Published by the Wall Street Journal.
U.S. Fund Companies Need to Take a Stronger Stand for Human Rights
By DAVID WEIDNER
If there’s anything in life more important than money, it’s how we treat our fellow men and women in this world.Given the choice, we would reject profiting from criminal activity. We wouldn’t accept gains made by a murderer and we wouldn’t accept cash from a regime supporting genocide. It wouldn’t even be a choice — for most of us.That’s why it’s so repulsive that mutual-fund companies including Vanguard Group and Fidelity Investments continue to reject shareholder resolutions that would ban investing in companies that are profiting from what’s happening in Sudan.
Protest at Fidelity

Associated Press Miranda Cohen, of Lexington, Mass., center, pickets with the group Investor Against Genocide outside a Fidelity Investments shareholders meeting in Boston, Wednesday, March 19, 2008.

Vanguard shareholders last week rejected a resolution sponsored by Investors Against Genocide, a Boston-based activist group, that would’ve required fund managers to follow strict guidelines about investing in companies linked to genocide around the globe. IAG had sought the resolution in 21 of Vanguard’s 157 mutual funds.

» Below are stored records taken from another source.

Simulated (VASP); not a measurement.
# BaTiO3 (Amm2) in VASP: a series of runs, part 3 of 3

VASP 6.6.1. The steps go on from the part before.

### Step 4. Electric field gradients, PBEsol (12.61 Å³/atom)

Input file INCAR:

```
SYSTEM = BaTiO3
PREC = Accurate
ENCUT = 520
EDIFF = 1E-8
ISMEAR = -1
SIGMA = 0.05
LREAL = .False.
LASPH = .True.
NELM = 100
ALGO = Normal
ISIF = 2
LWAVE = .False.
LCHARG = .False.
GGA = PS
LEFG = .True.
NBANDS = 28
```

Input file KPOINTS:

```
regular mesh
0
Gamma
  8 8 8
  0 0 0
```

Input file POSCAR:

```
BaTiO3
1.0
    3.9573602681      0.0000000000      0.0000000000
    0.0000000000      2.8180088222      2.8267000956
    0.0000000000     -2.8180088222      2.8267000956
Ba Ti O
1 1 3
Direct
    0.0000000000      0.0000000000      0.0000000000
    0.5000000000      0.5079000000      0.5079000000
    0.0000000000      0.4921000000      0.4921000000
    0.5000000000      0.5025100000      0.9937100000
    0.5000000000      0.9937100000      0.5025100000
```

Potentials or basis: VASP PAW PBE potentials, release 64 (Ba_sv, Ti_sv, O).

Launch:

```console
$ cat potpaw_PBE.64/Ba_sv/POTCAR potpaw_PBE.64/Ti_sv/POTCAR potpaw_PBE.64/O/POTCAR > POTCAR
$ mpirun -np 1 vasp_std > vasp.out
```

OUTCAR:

Vanguard fought the proposal, saying it had initiated its own policy in March. And when IAG Executive Director Eric Cohen read Vanguard’s response, he was impressed. “The statement was promising. We agreed with them. A casual reader would have found their statement to be pretty powerful. I did,” he said.

But a closer look revealed that Vanguard, despite promises to scrutinize its investments, didn’t do a thing once it identified problem holdings. The fund company continued to hold investments in companies such as Petrochina Co., Sinopec Shanghai, Petronas and Oil and Natural Gas Corp.

These companies explore and produce oil in Sudan and pay royalties to the country’s government. That government has ignored or supported ethnic fighting in the country that the United Nations estimates has killed 300,000 people and forced 2.7 million to flee their homes.

The companies represented less than 1% of holdings at targeted funds, but even at that level, Petrochina and CNPC alone, two oil companies operating in Sudan, represented $160 million in assets at the five Vanguard funds that held them on March 31.

‘A Higher Standard’

By saying that it would take action, Vanguard suggested to its customers the company was listening to the critics. If Mr. Cohen was fooled, you can imagine how Vanguard shareholders who bothered to open their proxy materials voted. The IAG resolution was crushed, earning no more than 17% support. Without Vanguard’s deceptive proposal on the table, the IAG resolution would almost certainly have gained more support at the ballot box — and put more pressure on Vanguard and the industry.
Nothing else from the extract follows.